Students examine role of internet in social life

Lauren Frias, staff writer

Settling down to begin a collection of homework assignments, freshman Hwa Oh opens her laptop and commences a flurry of mathematical equations and quotes from literary classics. As the mouse pointer darts across the screen, Oh shuffles through an array of windows, ranging from Word documents to internet sources, the click of her mouse becoming almost as constant as the rustling of the papers beneath her forearms.

Almost by instinct, Oh logs onto Facebook, a social media site prominently present in most teenage lives. Scrolling through her newsfeed, several posts from friends, close and mutual, glide on and off the screen.

Occasionally, Oh pauses her rapid scrolling to observe posts more personal than others, ranging from small fights with a family member to a bad break-up between a couple, which became more and more evident each time the page refreshed.

“The Internet shouldn’t be treated as a best friend,” Oh said. “It isn’t a place where people can freely talk about whatever they want and not face consequences because of it.”

Not only does Oh think that internet comfort is becoming more pronounced, but according to a survey of 140 students, 61 percent of students are not completely comfortable with posting personal comments on the Internet.

Several reasons stand behind students not being completely comfortable, one of which being the concern of college administrators seeing the posts. According to sophomore Uchral Tergel, she is not comfortable with posting personal comments for this reason.

“I don’t think it will leave a good first impression if [college administrators] see you posting all of your private comments for the world to see,” Tergel said. “Plus, it shows that you care more about your social media [rather] than actually doing good stuff for the community.”

In relation to the future as well, sophomore Hannah Nelson also notices that there are consequences when it comes to posting personal comments on the Internet..

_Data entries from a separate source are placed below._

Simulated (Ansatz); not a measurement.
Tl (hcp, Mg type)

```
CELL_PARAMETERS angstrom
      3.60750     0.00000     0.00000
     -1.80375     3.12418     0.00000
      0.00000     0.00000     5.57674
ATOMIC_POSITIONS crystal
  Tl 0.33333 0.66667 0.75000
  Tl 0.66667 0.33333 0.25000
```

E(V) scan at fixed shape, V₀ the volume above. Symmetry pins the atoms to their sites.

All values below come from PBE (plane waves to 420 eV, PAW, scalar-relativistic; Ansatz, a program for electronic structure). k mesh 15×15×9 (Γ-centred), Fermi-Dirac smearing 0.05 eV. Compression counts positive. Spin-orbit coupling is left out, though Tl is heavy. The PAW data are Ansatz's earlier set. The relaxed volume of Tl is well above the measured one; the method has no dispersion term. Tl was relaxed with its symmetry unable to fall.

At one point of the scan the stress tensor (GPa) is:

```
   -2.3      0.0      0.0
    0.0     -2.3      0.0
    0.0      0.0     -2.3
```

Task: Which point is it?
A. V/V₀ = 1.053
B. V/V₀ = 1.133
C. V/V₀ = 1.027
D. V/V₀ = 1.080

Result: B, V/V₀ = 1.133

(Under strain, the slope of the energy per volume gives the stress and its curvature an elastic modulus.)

“Everything you post on the Internet will get back to you,” Nelson said. “I know people still get comments on things they posted on Facebook from freshman year that are now seniors.”

According to Nelson, the line regarding what is acceptable to be posted on the Internet is drawn when it comes to family and relationships.  Not only does this betray the privacy of the person but others mentioned as well.

“I think you could draw the line at what goes on in your family and relationships,” Nelson said. “Nobody wants to know what you and your boyfriend [or] girlfriend fought about. Also, I’m sure your family doesn’t want everyone [on the Internet] to know what’s going on [concerning family affairs].”

Contrasting to the previous views, freshman Julia Park does not find any problems with posting personal comments on social media sites. The person posting the comment is in charge of how they want others to perceive it.

“Even if I say personal stuff, I’m pretty sure no one will make fun of me,” Park said. “I feel really safe and supported by other people. If you are around people that support and comfort you, then it wouldn’t be such a problem [to post personal comments]. You should care more about what you think, not what people will think of you. As I read in a book, you are the main character of your life. Don’t let other people take over your role.”

In conclusion, there is a fine line between being okay with a personal post and not being okay, according to freshman Luana Dumitrache. Comfort on posting a certain statement lies in the statement itself.

“I feel like you should be okay with expressing your opinions if it is something [that] you really believe in,” Dumitrache said. “But at the same time, some things are meant to be kept private.”